We have all seen the return to centralized computing evolve over the past dozen years from an interesting concept, to reality, to a massive and widespread investment in pursuit of mainstream cloud computing solutions. And most believe that the world will continue to move in this direction for many years and perhaps decades. But as entrepreneurs and innovators in the information security industry, we also know that for cloud computing solutions to become viable for mainstream business applications, security and security innovation is key.
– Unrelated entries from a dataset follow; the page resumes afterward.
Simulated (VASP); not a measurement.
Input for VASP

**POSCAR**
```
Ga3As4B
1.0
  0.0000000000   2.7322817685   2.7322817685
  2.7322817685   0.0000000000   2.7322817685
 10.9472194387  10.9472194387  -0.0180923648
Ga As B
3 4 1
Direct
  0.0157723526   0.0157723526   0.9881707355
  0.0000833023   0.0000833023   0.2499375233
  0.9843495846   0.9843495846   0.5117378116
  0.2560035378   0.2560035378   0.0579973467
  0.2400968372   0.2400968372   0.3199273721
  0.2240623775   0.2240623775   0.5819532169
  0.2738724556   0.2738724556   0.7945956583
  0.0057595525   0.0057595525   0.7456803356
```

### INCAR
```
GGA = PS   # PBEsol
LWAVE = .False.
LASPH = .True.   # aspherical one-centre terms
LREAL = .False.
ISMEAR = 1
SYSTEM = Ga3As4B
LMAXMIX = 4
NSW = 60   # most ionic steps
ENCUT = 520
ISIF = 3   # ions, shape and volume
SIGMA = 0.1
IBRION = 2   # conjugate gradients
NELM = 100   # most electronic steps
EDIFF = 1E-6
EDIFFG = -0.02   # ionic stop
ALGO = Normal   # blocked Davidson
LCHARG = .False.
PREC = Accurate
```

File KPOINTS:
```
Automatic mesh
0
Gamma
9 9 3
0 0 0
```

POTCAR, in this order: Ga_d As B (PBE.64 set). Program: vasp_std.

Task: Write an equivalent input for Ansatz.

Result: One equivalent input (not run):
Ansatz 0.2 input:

And the requirements for protecting information continue to be redefined with the advent of virtual computing and the integration of storage, continuous backup, and network services. The challenge for most if not all companies is for data to be confidential, secure, and recoverable in case of loss, end-to-end. And in today’s heterogeneous computing environments, even as these environments evolve into integrated infrastructure “stacks,” it is difficult if not completely impossible to achieve end-to-end information assurances from front-office/consumer, desktop, and mobile devices; through networks and middleware; through the applications and databases; and on into the core virtual infrastructure of storage, CPUs, and management systems, without multiple piece-parts and a mountain of technical and operational complexity.
Plus, in today’s broadly regulated business environment, information assurance requirements are increasingly influenced by the confusion that lies in the twisted contention that privacy is not security – and security is not privacy! Compliance across regulations is at the top of security officers' minds because it’s irrational to stovepipe the effort (e.g., Reg P, HIPAA HITECH, EU Data Protection, FTC Red Flags, FSA TCF, 45 state-level breach notification laws, etc.) Although most industries operate under separate and distinct regulatory regimes, many share common regulatory obligations for the protection of information. And in the end, understanding the relationship between security and privacy uncovers that the basic principles are much closer than many think and both lead ultimately to information assurance.
Unisys and Stealth
With this environment in mind, the Wikibon analyst community received a briefing from one of its long standing clients, Unisys, on a recently announced and a potentially game changing technology for data protection that is just now available in the Unisys public, private, and hybrid cloud offerings. With Stealth, Unisys is engineering data protection into the cloud.
Quick Look at Stealth
- A set of data protection technologies developed originally for the United States Department of Defense as a way to flatten networks into a single, secure, virtual channel of communications;
- A method of separating devices and data into communities of interest (CoI) on a single network AND in storage that allows data from different communities of information to co-habituate across a network and in storage without being “visible” to users, applications, or processes outside the authorized community of interest;
- An approach to using encryption and policy enforcement so that only users, devices, and data in the community of interested are visible – everything else doesn’t exist to entities outside of the community; and,
- A way to allow the establishment of communities of interest that work across applications, data centers and third-party providers.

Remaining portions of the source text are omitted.